Odessa Barb – Pethis padamya
Origin / Habitat: Indonesia, Sumatra
Care Level: Easy
Size: 3 inches (8 cm)
pH: 6 – 7
Temperature: 70°F – 78°F (21°C – 26°C)
Water Hardness: 2° to 10° dH
The Odessa Barb, Pethis padamya, can rival the colors of many saltwater species. Odessa Barbs are considered hardy and will tolerate a wide range of water parameters but will thrive in well-planted tanks that are slightly on the acidic side of the pH range.
The male Odessa Barbs are usually the more colorful ones while the females become plumper when developing eggs. Females are larger but the males develop more coloration as they mature.
Aquarium Size: At least 10 gallons for one – you’ll need a larger tank when keeping multiples.
Odessa Barb Tank Mates: Slow swimming fish and fish with larger fins may make an attractive nipping target for this Barb.
Tank Region: This is a relatively fast-swimming fish that will roam all over, but mostly stays in the middle region of the tank.
Temperament: The Odessa Barb can be aggressive with other Odessa barbs. You might see some territorial aggression or tests of dominance among the males. They may also nip at slower moving fish with larger fins.

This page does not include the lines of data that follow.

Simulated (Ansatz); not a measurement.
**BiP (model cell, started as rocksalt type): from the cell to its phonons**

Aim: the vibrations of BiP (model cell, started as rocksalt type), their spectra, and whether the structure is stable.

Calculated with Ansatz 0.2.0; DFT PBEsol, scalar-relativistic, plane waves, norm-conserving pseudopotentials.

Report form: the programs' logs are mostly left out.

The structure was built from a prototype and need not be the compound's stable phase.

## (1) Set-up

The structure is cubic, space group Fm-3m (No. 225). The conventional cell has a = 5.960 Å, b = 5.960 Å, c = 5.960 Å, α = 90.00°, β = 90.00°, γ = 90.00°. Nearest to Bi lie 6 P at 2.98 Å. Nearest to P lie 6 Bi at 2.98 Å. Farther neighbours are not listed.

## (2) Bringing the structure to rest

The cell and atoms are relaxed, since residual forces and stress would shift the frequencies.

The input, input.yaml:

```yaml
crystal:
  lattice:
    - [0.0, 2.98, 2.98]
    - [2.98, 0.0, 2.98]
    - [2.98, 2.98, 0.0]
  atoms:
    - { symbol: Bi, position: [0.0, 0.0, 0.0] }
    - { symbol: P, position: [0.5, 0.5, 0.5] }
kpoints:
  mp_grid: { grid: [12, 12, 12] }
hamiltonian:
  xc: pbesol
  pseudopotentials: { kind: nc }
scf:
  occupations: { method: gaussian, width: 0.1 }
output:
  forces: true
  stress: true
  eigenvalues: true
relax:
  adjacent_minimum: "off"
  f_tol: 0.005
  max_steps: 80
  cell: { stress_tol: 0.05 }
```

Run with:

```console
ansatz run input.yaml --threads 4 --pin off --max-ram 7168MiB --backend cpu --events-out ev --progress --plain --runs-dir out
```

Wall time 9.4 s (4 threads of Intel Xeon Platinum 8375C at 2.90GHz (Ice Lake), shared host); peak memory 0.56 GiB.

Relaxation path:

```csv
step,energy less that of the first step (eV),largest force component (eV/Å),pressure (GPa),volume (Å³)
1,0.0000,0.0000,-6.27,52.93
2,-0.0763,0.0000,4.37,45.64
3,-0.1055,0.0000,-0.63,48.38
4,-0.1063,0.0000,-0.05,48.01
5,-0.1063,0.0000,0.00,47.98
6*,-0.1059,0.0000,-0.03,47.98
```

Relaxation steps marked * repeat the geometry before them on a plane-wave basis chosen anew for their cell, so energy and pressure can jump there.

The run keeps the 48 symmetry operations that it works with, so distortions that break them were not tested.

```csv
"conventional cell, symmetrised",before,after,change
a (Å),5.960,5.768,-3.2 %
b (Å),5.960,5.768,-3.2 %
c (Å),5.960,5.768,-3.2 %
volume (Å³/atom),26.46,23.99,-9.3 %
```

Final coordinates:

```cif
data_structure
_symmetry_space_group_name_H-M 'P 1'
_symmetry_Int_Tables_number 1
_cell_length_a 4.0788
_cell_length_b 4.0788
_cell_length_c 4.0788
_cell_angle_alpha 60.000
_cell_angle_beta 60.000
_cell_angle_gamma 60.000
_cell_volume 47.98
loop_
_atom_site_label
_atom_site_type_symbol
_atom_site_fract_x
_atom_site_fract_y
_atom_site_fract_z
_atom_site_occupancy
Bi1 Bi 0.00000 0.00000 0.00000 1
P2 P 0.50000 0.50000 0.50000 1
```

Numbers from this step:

These little battles shouldn’t last long and they really should not be cause for concern. If it gets out of hand though, be prepared to separate the weaker fish. The Odessa Barb should play nicely with the other fish in the tank but watch for fin nipping. Fin nipping may be diminished if you keep a school of Odessa Barbs.
Caring For the Odessa Barb
Feeding: Odessa Barbs are omnivores and will accept flake, freeze-dried and as with most other fish giving them some live or frozen fish food occasionally will reward you with greater coloration and lots of activity. Vary their diet but try to give your Odessa Barb a good quality flake food as the main source of their nutrition.
Breeding: An egg scatterer, it can be difficult, if not impossible, to breed in a community aquarium. A bare bottom breeding tank will increase your chance of success as well as a slightly lower pH. Remove the adults after they have dropped and fertilized the eggs.
It should take 3 to 5 days for the eggs to hatch. Be ready to feed them infusoria for the first few weeks and then baby brine shrimp. Frequent partial water changes (daily) are required during the grow-out stages as well.